Few women in the Bible are more interesting, inspiring and the focus of devotion as Mary, mother of Jesus. With the Advent season upon us, she is receiving even more attention. Tomes of theology and vast collections of art have been created in her honour. When we consider the Christmas story, Mary comes a very close second to Jesus himself as a the leading character — and with good reason. This brave young woman was the human vessel in which the God-made-flesh was conceived. It was from her own strong body that the body of Christ was birthed into the world. Indeed, blessed is she among women- among all people!

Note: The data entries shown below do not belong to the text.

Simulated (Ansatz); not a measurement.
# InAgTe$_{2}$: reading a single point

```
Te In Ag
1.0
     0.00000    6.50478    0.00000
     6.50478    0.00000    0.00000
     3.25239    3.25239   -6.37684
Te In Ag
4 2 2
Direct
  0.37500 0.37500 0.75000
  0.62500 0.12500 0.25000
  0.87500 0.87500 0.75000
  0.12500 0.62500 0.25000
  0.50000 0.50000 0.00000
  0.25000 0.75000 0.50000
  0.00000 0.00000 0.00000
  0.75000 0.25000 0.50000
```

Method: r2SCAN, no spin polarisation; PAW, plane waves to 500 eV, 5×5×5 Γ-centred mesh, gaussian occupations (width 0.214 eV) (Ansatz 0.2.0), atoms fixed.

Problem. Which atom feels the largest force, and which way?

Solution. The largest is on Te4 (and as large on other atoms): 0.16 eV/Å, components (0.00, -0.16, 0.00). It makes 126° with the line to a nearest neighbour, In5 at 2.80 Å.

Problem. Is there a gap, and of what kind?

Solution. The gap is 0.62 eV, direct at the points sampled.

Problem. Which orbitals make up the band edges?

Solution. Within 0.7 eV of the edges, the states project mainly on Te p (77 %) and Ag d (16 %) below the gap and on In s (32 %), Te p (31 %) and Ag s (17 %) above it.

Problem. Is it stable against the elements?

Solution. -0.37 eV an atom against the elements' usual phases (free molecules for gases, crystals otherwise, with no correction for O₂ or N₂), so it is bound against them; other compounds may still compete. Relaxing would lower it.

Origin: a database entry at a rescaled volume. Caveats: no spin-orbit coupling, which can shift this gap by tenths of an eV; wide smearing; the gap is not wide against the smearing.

While we don’t know her precise age, it has long been assumed that she would been in her early to mid-teens when the angel of God appeared to her. As the story goes, an angel of God appeared to this clearly mature and devout teenager, saying: “Greetings, you are favored so highly! The Lord is with you.” Mary, clearly freaked out by this visit and what it might mean, is immediately uneasy, so the angel attempts to comfort her, “Wait, don’t freak out, Mary. God is super pleased with you. So, pleased, in fact, that your going to become pregnant and give birth to a baby boy! When he’s born, call him Jesus. This kid is going to be very important, the Son of the Most High. God will even put him on the throne of David, to reign over your people forever and his kingdom will never end!”

“Hold on one sweet second there, angel,” Mary replied, “How is that even possible? I’m still a virgin.”

“The Spirit of God will come to you — that’s right, the very power of the Most High will come over you. The holy child will be called the Son of God!”

Mary answered the angel, saying:

“I am the servant of the Lord. Let it happen just as you say.”

Let’s stop here. It is critical that we do not miss the powerfully profound nature of Mary’s response. Read her reply again:

“I am the servant of the Lord. Let it happen just as you say.”

Do you see what happened there? Our over familiarity with the story can cause us miss it, but Mary did something astonishing. She chose to accept God’s plan for her. This might not sound like much of a new insight until we consider that, by indicating that she freely accepted this great responsibility, we realize that she was free to refuse. Mary could have declined being the mother of Jesus, the vessel through which the incarnation entered the world. Some will argue that God’s will is absolute, that Mary did not truly have the choice, but her agency in this moment is critical. In that moment after the angel informed her what would happen- in that momentary pause before she answered- she was free to choose.

Not only is this a powerful example of God affirming and respecting the freedom of individuals- and not the least the agency women should have over their own bodies- it stands as an example for all of us. In the same way, as we live into the world as followers of Jesus, we are given the freedom to participate (or not) in the sacred work of embodying the love and service of Jesus in the world around us. God’s will for our lives will not just happen to us, it won’t be thrust upon us. Rather, God invites us to participate in His incredible (if, at times, costly) work of love in the world.

Further, and perhaps more importantly, it stands as an example to followers of Christ on how we are to represent God to the world around us. Too often our zeal and conviction lead us to represent our faith as though Jesus is a conquering king who will take His kingdom by force. Yet, there are few stories better than the Christmas tale to remind us that Jesus, King of Kings though He is, chose to come with humility, vulnerability and self-sacrifice. He was heralded, not to world leaders, but to shepherds. He was honoured, not my the religious leaders of His own people, but “pagan” wise men. Jesus, unquestionably the one person who could rightly demand submission and obedience, instead chose invitation.

And so, this Christmas season, how will we respond? What will it mean for us to say with Mary:

“I am the servant of the Lord. Let it happen just as you say”.